Police get insights into Las Vegas shooter from new documents


Unsealed court documents have been released revealing that Las Vegas shooter Stephen Paddock, who killed 58 people and wounded more than 500 others when he opened fire on a crowd from a hotel room in October, meticulously planned the attack and also made elaborate preparations for the aftermath.

According to federal court documents unsealed on Friday, F.B.I. search warrants shed new light on how Paddock used anonymous communications devices, including a prepaid cellphone, to cover his tracks and employed a “level of sophistication which is commonly found in mass casualty events,” said a report in The New York Times.

“Paddock planned the attack meticulously and took many methodical steps to avoid detection of his plot and to thwart the eventual law enforcement investigation that would follow,” the F.B.I. told reporters.

Paddock’s motive for the attack remains unknown, but one of the warrants described how the gunman “destroyed or tried to hide digital media devices,” according to the report.

The search warrants, which were approved by judges shortly after the shooting, said three cellphones belonging to Paddock were found in his room at the Mandalay Bay Resort and Casino, including two that investigators searched and one that they could not unlock. An F.B.I. agent wrote that he believed “if there were any information related to a potential conspiracy, it would be found within” the locked phone, which used a Google operating system.

The documents further revealed that Paddock’s live-in girlfriend, Marilou Danley, had informed authorities that she occasionally helped Paddock load ammunition into magazines and, as a result, her fingerprints were probably on some bullets.

No evidence suggested “criminal involvement” by Danley at the time the Oct. 3 document was published, but investigators also did not rule out the possibility, according to The Washington Examiner. Danley was out of the country in the Philippines to visit her family when the Oct. 1 attack occurred.

The documents appear to show Paddock exchanged emails about purchasing rifles and bump stocks several months before the attack. A bump stock device allows semi-automatic weapons to fire in a similar fashion to automatic ones and was used during Paddock’s attack, according to the Examiner.

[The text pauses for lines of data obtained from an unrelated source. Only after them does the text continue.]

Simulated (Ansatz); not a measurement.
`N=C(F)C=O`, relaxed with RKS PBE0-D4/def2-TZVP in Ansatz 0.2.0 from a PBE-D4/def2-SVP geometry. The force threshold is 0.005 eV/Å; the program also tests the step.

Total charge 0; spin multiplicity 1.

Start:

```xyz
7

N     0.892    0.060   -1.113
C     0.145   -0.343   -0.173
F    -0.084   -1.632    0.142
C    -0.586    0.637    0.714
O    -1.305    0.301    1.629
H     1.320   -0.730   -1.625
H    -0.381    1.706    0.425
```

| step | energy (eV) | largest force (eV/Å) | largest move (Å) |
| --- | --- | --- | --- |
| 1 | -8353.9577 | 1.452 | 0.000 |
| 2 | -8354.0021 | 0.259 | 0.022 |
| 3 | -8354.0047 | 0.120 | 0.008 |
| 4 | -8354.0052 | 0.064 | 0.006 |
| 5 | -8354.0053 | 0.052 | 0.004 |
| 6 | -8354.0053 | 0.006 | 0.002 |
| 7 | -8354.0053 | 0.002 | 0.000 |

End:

The documents said Paddock also received an email suggesting he try an AR-style rifle before purchasing one. Paddock reportedly responded with interest in trying several scopes and various types of ammunition.

Despite these details, authorities still don’t know what motivated the 64-year-old millionaire to open fire from the 32nd floor of the Mandalay Bay hotel upon concertgoers at the Route 91 Harvest country music festival. He was found dead in his hotel room by law enforcement after the shooting.